At St Luke’s, our intent is to build a PSHE curriculum, which develops learning, and results in the acquisition of knowledge and skills, enabling children to access the wider curriculum, work collaboratively with others and make a positive contribution to the life of the school. Our curriculum, which is based on the PSHE Association approved criteria, will prepare children to be a global citizen in the 22nd century in a diverse society and prepare them for the opportunities, responsibilities and experiences for later life. The delivered curriculum reflects the needs of our pupils, and thus have built a PSHE curriculum that reflects our locality and pupil’s needs. We build on the statutory content outlined in statutory guidance and follow a sequential curriculum that uses resources from the PSHE Association and YoungCitizens. This sequence develops core PSHE themes of: Myself and Others, Similarities and Difference, Keeping Safe, Rights and Responsibilities, Being My Best and Growing and Changing. Each phase, from EYFS to Year 6, builds on the vocabulary, knowledge and skills taught in the previous cycle to allow children to acquire further knowledge, know more and remember more. We expect teachers to use a PSHE programme to equip pupils with an age-appropriate, sound understanding of risk, with the knowledge and skills necessary to make safe and informed decisions and to recognise the importance of their own mental health and well-being. Our PSHE curriculum will incorporates an age appropriate understanding of RSE, as set out in the statutory guidance, enabling all children to be safe and to understand and develop healthy relationships both now and in their future lives.
At St Luke’s, we are aware of the way that PSHE supports many of the principles of safeguarding and links closely to schools Safeguarding, SMSC and British Values Policies. We are all aware of the important role the PSHE curriculum has in supporting school to implement the 9 protected characteristics of The Equality Act 2010.

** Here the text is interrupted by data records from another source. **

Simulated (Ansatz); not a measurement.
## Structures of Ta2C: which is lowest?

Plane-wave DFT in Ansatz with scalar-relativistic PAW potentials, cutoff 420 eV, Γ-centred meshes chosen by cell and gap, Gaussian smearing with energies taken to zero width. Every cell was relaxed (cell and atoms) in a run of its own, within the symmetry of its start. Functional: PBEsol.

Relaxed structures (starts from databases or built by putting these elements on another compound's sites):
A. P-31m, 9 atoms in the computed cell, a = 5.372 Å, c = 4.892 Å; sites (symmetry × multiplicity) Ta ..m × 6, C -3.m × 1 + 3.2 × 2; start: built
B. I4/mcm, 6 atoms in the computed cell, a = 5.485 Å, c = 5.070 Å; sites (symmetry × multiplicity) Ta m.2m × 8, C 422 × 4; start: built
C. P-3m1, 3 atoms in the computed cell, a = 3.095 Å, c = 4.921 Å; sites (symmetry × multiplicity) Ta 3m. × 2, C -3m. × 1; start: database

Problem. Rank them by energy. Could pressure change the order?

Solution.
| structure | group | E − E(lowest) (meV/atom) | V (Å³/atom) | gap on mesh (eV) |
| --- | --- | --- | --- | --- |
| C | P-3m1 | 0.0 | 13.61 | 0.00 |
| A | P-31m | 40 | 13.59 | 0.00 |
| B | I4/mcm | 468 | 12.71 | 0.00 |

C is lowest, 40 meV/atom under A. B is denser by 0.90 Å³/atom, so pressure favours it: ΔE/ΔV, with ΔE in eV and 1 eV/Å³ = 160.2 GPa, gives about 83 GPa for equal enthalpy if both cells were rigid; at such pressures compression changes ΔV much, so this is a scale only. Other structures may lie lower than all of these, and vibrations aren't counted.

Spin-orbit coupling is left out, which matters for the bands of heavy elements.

We strive to provide our children with learning opportunities across and beyond the curriculum, in weekly specific stand-alone lessons, assemblies, special school projects and other extra-curricular activities that enrich pupils’ experiences. There are always occasions where teachers may feel it necessary to teach PSHE as a result of an issue arisen in their own class, or through a link to another subject (i.e. online safety in Computing or healthy living in Science). Our school environment reinforces the PSHE curriculum through questioning, vocabulary and celebration of work on displays throughout school and the classroom. We use Picture News, PSHE Association, and Young Citizens to provide these opportunities for children, and provide quality first teaching and learning. We endeavour to create links with the local communities, fundraising opportunities, visitors and national and international events where we can provide enrichment opportunities to contextualise learning. PSHE is an important part of school assemblies were children’s spiritual, moral, social and cultural curiosity is stimulated, challenged and nurtured.
All children should understand the importance of PSHE and RSE and the effects it can have on life in and out of school. Termly assessments by the class teacher, and school wide monitoring (lesson drops, pupil voice and book looks) from the subject lead will evidence the outcomes. By teaching pupils to stay safe and healthy, and by building resilience, cooperation, communication skills and the ability to make links, an effective PSHE programme can tackle barriers to learning, raise aspirations, and improve the life chances of the most vulnerable and disadvantaged pupils. The skills and attributes developed through PSHE education are also shown to increase academic attainment and attendance rates, particularly among pupils eligible for free school meals, as well as improve employability and boost social mobility. By the time they leave our school, personal, social and health education (PSHE) enables our learners to become healthy, independent and responsible members of a society; preparing them for secondary school and beyond. It helps them understand how they are developing personally and socially, and tackles many of the moral, social and cultural issues that are part of growing up. Our curriculum allows pupils to learn about rights and responsibilities and appreciate what it means to be a member of a diverse society. Our children are encouraged to develop their sense of self-worth by playing a positive role in contributing to school life and the wider community.